Critics in Conversation by Manuela Lazic and Adam Nayman

Critics in Conversation: The Critic and the Actor

Note: This conversation is a continuation of “First Cinematic Loves, Current Inspirations and Finding Your Voice.”

Manuela: Speaking of humans and of self-awareness, I think the latter is especially useful when writing about how the former is utilised in films: writing about actors is especially perilous. The craft of acting is all about truthful behaviour, which means that the best performances are invisible — they look like people just existing! How can you write interestingly about something that, at its best, is seamless and true-to-life? That simplicity is a form of magic because it constitutes the immersion of reality in an imaginary world, and — in my experience — the actor’s work is what determines whether or not I will have any interest in a given film. Perhaps that’s because I have a particular interest in acting myself, but I truly believe that good acting is underrated — even as star actors are constantly celebrated with awards and magazine covers. Film critics even have contempt for performers at times, probably because they are used as storefronts to sell films and because, in our social-media crazed times, they often have no reason for being in films besides their internet following. I wish film writers worked harder at trying to discuss the merits of performances, however, as well as how a specific role fits into an actor’s filmography. The mutual relationship between a part and a body of work always fascinates me because each enriches a spectator’s experience of the other, and from a wider perspective, an actor’s image — as shaped by his resume and press coverage — always says something about the industry, the country and the time in which he or she works. As I’ve mentioned earlier, Bilge Ebiri is brilliant at analysing this system, and you and I have had great conversations about actors, too. We both love John Hurt, for instance, and I just wrote a piece about one of his films, The Naked Civil Servant, which our discussions definitely informed. I know you care a great deal about acting, but how do you go about analysing it in your writing? How do you go beyond simple, boring descriptions to reach a level of true analysis? And do you find it useful to be a completist when it comes to actors — or as some people have described it, are you a believer of acteur-auteurism?

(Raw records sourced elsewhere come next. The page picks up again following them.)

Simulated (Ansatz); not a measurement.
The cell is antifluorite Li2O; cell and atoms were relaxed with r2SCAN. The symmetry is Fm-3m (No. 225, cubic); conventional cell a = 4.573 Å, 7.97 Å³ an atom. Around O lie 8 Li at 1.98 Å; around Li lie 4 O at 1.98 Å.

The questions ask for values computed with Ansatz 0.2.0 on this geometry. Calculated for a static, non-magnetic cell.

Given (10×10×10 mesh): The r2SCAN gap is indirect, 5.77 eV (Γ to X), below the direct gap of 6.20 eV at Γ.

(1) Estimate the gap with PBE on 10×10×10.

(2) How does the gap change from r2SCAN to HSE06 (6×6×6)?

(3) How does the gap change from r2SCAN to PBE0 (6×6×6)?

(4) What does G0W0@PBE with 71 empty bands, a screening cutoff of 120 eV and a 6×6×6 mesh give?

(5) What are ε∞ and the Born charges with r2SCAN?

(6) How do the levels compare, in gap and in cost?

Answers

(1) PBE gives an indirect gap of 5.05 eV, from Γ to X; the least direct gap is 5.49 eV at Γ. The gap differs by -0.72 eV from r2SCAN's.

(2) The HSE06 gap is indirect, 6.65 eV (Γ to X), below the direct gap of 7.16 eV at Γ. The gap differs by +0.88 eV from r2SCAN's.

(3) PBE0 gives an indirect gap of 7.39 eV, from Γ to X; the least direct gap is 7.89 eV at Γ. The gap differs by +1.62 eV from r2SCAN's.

Adam: The idea of “actor completism” is pretty rare, at least among my friends and colleagues, and I think that one of the reasons that critics, myself included, gravitate towards the myth of the director — and maybe especially the writer-director — is because what they do, in theory, is easier to reconcile in literary-analytical terms. Talking about Auteur X and how he or she “uses the frame,” or generates meaning through blocking, staging, colour or sound (leaving aside that those things are all the result of collaborations with all kinds of other people) has a detached, removed quality, whereas talking about acting is more intimate and revealing. The director has control, in theory, and so the critic, who also is trying to exert control — over the meaning of a text, or its reception, or its appreciation — identifies with that same hovering, supreme position. Actors have control too, but within the system of appreciation, that puts the director at the top. They’re part of what’s being controlled, whether it’s Alfred Hitchcock talking about actors being “cattle,” Werner Herzog hypnotizing the cast of Heart of Glass, or Stanley Kubrick, David Fincher or whomever doing hundreds of takes. There are ways for a certain kind of filmmaker to show that he or she is in charge (though with this mentality, it’s usually a “he”). The directors famed for “loving” or “indulging” actors are usually docked a few notches on the auteur totem pole as a result, or else only discussed insofar as how their films are acted (Robert Altman, John Cassavetes, etc). The logic is that because actors are being used — or indulged, or encouraged, all under the aegis of having been cast — that their autonomy is minimal. So actor-completism seems more trivial and incidental from this point of view — like, it’s nice to watch every movie an actor appears in, but what does it signify beyond personal interest or affection for that actor? It’s harder to make a “case” that an actor is the unifying creative or intellectual or emotional force behind an otherwise disparate body of films, which doesn’t mean that the case can’t be made or that it isn’t valid.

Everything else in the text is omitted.